Before PEP 557 landed in Python 3.7, every value class meant writing the same five methods by hand: __init__ to assign the fields, __repr__ for debuggable output, __eq__ for value comparison, often __hash__ to keep dict-key usage working, sometimes the ordering dunders for sorting. Thirty lines of boilerplate for what felt like four attributes. The @dataclass decorator collapses all of it into a single line above the class, infers the methods from your type-annotated fields, and gives you opt-ins for immutability (frozen=True), memory layout (slots=True), comparison (order=True), and validation (__post_init__). This entry covers what the decorator actually generates, the traps that survived the migration from hand-written classes, and the cases where alternatives like NamedTuple or Pydantic fit better. One of 10 explainers in our Python OOP complete guide.
Key Takeaways
@dataclass auto-generates__init__, __repr__, __eq__ from your type-annotated fields. Opt in to __hash__, ordering, and __slots__ with parameters.
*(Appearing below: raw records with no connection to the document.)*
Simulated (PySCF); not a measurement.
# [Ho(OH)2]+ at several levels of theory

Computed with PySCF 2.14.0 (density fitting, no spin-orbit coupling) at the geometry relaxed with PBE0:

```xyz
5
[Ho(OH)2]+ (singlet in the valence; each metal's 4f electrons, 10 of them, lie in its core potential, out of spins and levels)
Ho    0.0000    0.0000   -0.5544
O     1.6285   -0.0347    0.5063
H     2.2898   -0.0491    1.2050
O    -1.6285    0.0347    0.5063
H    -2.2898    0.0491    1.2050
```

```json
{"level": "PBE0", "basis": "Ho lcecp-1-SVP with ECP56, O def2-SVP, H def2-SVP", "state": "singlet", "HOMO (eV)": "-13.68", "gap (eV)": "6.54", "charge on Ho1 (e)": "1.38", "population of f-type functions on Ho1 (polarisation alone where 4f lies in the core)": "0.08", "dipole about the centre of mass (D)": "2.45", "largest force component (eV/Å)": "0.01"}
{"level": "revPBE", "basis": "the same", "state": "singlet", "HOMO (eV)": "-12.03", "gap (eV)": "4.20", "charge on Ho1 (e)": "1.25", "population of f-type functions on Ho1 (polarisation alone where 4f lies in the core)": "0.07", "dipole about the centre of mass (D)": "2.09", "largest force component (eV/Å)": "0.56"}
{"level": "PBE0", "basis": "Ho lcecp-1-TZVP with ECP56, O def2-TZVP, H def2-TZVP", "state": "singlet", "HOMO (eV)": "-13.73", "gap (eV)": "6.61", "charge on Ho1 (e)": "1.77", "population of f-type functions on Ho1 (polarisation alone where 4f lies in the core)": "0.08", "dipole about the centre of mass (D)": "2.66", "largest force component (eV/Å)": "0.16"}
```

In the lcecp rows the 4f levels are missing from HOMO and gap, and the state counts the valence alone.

Mutable defaults need field(default_factory=list). A bare items: list = [] raises ValueError at class creation.
frozen=True makes instances immutable and hashable. Required for set/dict-key use of mutable-by-default dataclasses.
slots=True (Python 3.10+) cuts per-instance memory by 40 to 50% and speeds attribute access.
Choose the alternative when its differentiator matters: NamedTuple for positional access, attrs for validators, Pydantic for runtime input validation.
Five lines you write, seven-plus methods Python generates. The opt-in row activates with decorator parameters.
The Minimum @dataclass
Three lines of decorator-and-class give you a fully functional value object:
from dataclasses import dataclass
@dataclass
class Point:
x: int
y: int
p1 = Point(3, 4)
p2 = Point(3, 4)
print(p1) # Point(x=3, y=4)
print(p1 == p2) # True
print(p1.x, p1.y) # 3 4
The annotated fields (x: int, y: int) tell the decorator what to wire up. Type hints are required; without them, the field is not recognized. Note that the type annotation isn't enforced at runtime by @dataclass itself, so Point("hello", "world") still constructs an instance. The hint is for documentation, type checkers, and the decorator's introspection.
What Gets Generated
The PSF docs on dataclasses spell out the full list. From a plain @dataclass decoration you always get:
__init__(self, ...) accepting all fields as parameters in declaration order, with their declared defaults.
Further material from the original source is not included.